Time to Grant Industry Status to India’s G&J Sector

India’s Gem & Jewellery Export Promotion Council (GJEPC) recently announced export figures for financial year April 2015 to March 2016 which indicate dismal export performance of the G&J sector. Accordingly, exports of gems and jewellery have dropped 3.46% in FY16 to USD 38,599.18 million as compared to USD 39,980.63 million in FY15. Gross exports of cut and polished diamonds in FY2016 have dropped 13.66% to USD 19,996.06 million as compared to USD 23,160.18 million in FY15.

Exports of gold jewellery in FY16 have dropped 13.07% to USD 8,609.25 million as compared to USD 9,903.61 million in FY15. Exports of Colored Gemstones have dropped 4.43% in FY16 to USD 433.18 million as compared to USD 453.25 million in FY15. Other exports (such as pearls, synthetic stones, costume and fashion jewellery, etc.) increased by 49.66% in FY16.

This is the fifth successive year wherein gross gems & jewellery exports have fallen and the first time in last six years that the exports of cut & polished diamonds have fallen to below USD 20,000 million levels.

Time and again, the GJEPC has made many representations to the government requesting it to declare measures to boost India’s dwindling G&J exports. This time its Associated Chambers of Commerce and Industry of India (Assocham) that has suggested the Indian government to extend some incentives to the G&J sector to improve its exports as well as domestic performance.

In a paper titled ‘2015-16: A Year of Dismal Export Performance for India’, Assocham has appealed the government to extend incentives like interest subvention, Merchandise Exports from India Scheme (MEIS) and others to promote G&J exports which have been badly affected by global slowdown thereby putting at risk livelihood of over 3 million people employed by this sector across India.

“Though market share of the USA and Hong Kong in diamond and precious stones’ exports has expanded to 29% and 36% respectively over the last few years, market share of the UAE has come down steadily from one-fifth a few years ago to less than one-tenth of the total exports,” notes the paper prepared by the Assocham Economic Research Bureau (AERB).

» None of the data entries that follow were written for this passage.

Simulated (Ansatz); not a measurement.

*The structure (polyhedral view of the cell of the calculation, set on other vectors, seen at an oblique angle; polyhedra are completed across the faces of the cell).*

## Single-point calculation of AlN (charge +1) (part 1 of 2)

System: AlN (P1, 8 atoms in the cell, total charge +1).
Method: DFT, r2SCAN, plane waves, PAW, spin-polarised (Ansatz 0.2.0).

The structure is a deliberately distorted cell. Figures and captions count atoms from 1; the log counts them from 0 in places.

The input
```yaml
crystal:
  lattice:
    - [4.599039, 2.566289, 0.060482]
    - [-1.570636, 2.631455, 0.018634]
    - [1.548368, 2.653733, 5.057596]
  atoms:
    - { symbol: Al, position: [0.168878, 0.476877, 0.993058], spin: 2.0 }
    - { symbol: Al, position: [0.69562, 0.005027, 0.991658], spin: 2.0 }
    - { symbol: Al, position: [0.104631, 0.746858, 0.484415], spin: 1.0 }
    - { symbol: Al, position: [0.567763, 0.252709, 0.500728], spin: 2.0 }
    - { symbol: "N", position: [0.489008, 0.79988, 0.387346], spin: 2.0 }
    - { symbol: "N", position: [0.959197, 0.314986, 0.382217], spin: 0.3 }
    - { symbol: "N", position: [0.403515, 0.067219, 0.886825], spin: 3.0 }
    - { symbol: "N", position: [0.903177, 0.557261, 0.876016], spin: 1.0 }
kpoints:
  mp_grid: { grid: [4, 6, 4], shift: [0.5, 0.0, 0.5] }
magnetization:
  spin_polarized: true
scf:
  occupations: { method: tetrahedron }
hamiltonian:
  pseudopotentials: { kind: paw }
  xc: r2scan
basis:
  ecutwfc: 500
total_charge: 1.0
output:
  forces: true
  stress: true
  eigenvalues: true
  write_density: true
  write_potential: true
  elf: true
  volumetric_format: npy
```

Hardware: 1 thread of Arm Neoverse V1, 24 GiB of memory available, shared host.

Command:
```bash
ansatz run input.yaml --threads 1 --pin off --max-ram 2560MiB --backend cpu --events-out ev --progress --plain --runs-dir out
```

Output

India’s Gold Monetization Scheme (GMS) may help reduce reliance on import of gold to meet domestic demand and may have some positive impact during the course of the year, the paper observes.

Assocham has once again repeated its appeal to the government for granting ‘industry status,’ to the G&J sector to give a boost to investments and bring down costs of operation as it would also help build trust and faith in Indian brands in global markets and in achieving goals of Make in India.

Besides, amendments in labour laws, creating more export-oriented economic zones, establishment of a gold board, ensuring access to better financing, relaxation of certain taxation laws, segregation of investment and consumption demand, setting up a gold tourism circuit are some of the important areas of focus which can help in reviving the G&J sector of the country.

Assocham has also recommended implementing long-pending Goods and Services Tax (GST) to reduce the burden of un-refunded state level taxes to make India’s exports competitive. Besides, the paper has asked the government to set up a high-level committee to look into costs of inter-state barriers to trade and suggest a time-framed roadmap to address the same as it would not only provide much-needed relief to the export sector but weld India into a single market much bigger than EU in terms of population.